It's been the worst of interviews,
the best of them,
an interview of halves -
how many halves, I can't be sure,
why would you ask?
I've scuppered several, damned if I've not,
seen chances down the drain,
watched as the doors were slowly closing on me,
thought: I'll never be
a grammar school boy with a tassel on my cap.
(For that at least, relief!)
Almost I'd heard
the great bolts on their oaken doors
shot home. But then:

What would you like to be when you leave school?
"An architect," I'd said...
and what was that? Squeak, grate, grind, rasping sounds
as doors
were opened just a bit?
Subtle change of atmosphere...
Let's say you are... you're asked
to plan a school like this. What will you put
to benefit us all,
staff and pupils equally?

"Good heating, lighting, air conditioning..." And where
did that come from? And at that point
did I hear sounds of hinges opening?
Well, I was in - but in
with one enormous secret tucked inside my head.
I could not tell them, then or later, that
I had this plan
nursed this desire
fond dream - to build
what would have rivalled the as yet unbuilt
Museum of Bilbao
and the equally unthought of Sydney
Opera House.

My edifice I'd have
flout every rule that architects dream up.
Inverted pyramids to form inverted pyramids
all standing on their points
precariously balanced
with from them flying arabesques of aluminium
anodised in rainbow colours.

Goodbye to boring calculations,
to hell with tensile strength, sheer strength
and ratios of weight to strength,
forget those co-efficients, out of date
and such a drag on such as me;
a building built against the odds;
no chance it might support itself -
except it would,
by some amazing formula
I'd not yet found.

How could I tell those staid
and academic gentlemen
that what I'd planned-
had I told all -
my true intent,
made what I'd said
a false pretence?

13 comments:

jabblog said...

Surely they would have appreciated your imagination.
Tassels on caps - I remember those - and boys having to wear short trousers until they were in the 6th form!

Brian Miller said...

someone always hs to go first, to break the barrier of what we believe possible...and often they attribute to them madness...

Mary said...

It is hard when one has the feeling that one should keep one's dreams INSIDE one's head instead of sharing them...lest one be thought a fool.

Kat Mortensen said...

I guess that's the difference between we, mere mortals, and the true geniuses of this world; they say, "staid academia be damned" and we cower in our obeisance. Don't we?

Very thought-provoking.

Friko said...

Were you the square peg/ The swimmer against the stream?

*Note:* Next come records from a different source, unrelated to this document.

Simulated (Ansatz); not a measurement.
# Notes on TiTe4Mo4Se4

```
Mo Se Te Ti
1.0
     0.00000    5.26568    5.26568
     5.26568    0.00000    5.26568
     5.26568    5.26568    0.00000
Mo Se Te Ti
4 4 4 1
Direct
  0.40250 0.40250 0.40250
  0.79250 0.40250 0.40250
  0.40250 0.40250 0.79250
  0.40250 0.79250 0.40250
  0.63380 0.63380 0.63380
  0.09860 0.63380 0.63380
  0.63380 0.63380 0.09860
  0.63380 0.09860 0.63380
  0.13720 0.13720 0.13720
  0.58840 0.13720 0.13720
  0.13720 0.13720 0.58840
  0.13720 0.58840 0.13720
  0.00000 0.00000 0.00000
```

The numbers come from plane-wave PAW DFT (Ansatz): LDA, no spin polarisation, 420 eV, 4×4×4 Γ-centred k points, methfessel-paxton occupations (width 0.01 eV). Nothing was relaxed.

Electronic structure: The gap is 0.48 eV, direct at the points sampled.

f not, you should have been on the strength of this convincing poem alone.

Jeanne Estridge said...

And now you do, because that's what poems are.

Tommaso Gervasutti said...

Alluring confession and revelation, and as ever, great rhythm in the lines.

Ygraine said...

Wow! That's exactly what we need...architects like you would have been.
Forget those acedemics, let's have more visionaries...please?

Windsmoke. said...

Very thought provoking indeed especially the part about defying gravity by inverting pyramids to stand on their points :-).

Adura Ojo said...

The best ideas are usually seen as crazy to start with. That's what makes them great.

Dave King said...

jabblog
I'd like to think they would appreciate untrammelled imagination these days, but I'm not so sure they would have then. At any rate, that was the perception. I was one of the first intake of common oiks let in by the 1944 Ed. Act. They'd not seen the likes of me before, and weren't sure what they were getting.

Brian
Yup, I'm sure there were those who thought me so - but it was never proved one way or the other.

Mary
True, but it wasn't fear of being thought a fool so much as knowing how much store my parents had set by me being successful.

Kat
I did because my parents had impressed upon me so that this was the route to a better life - I know now that it was/is the route for some, but not for others. Then, it was a brand new route just opening up and all we really knew about it was what we hoped.

Friko
Yes, I think I was. In some respects, certainly. I dropped out of sixth form to go to art school, for example. The head summoned my parents to explain that it was actually all his fault, he'd made the mistake of employing an srt master who was too good at his job!

Jeanne
Good to think so... thanks.

Tommaso
Thanks for these thoughts.

Ygraine
I don't think Prince Charles would have agreed with you or liked my designs! Thanks for saying.

Windsmoke
Well, now I think I should have gone the whole hog and suspended them, but back then I was less confident.

Adura
True - and they often turn out to be quite simple.

JeannetteLS said...

I bet the geniuses who built the stuff of dreams, once had to build a furnace room or two.

This brought tears to overflow, Dave. My brother Jack and I built many a fantastical building he would label the "Mystical Castle of Michigan," or the "Colossus of Colchester, Connecticut," and the like. He was going to Create the Eighth Wonder of the World, he thought.

He became a teacher of teens with emotional problems, the refuge for the abused instead.

Your poem was wonderful. Gravity-defying dreams may feed any reality we endure, don't you think?

hyperCRYPTICal said...

Ah, you now stand the world on its head through your poetry Dave - you have found your amazing formula!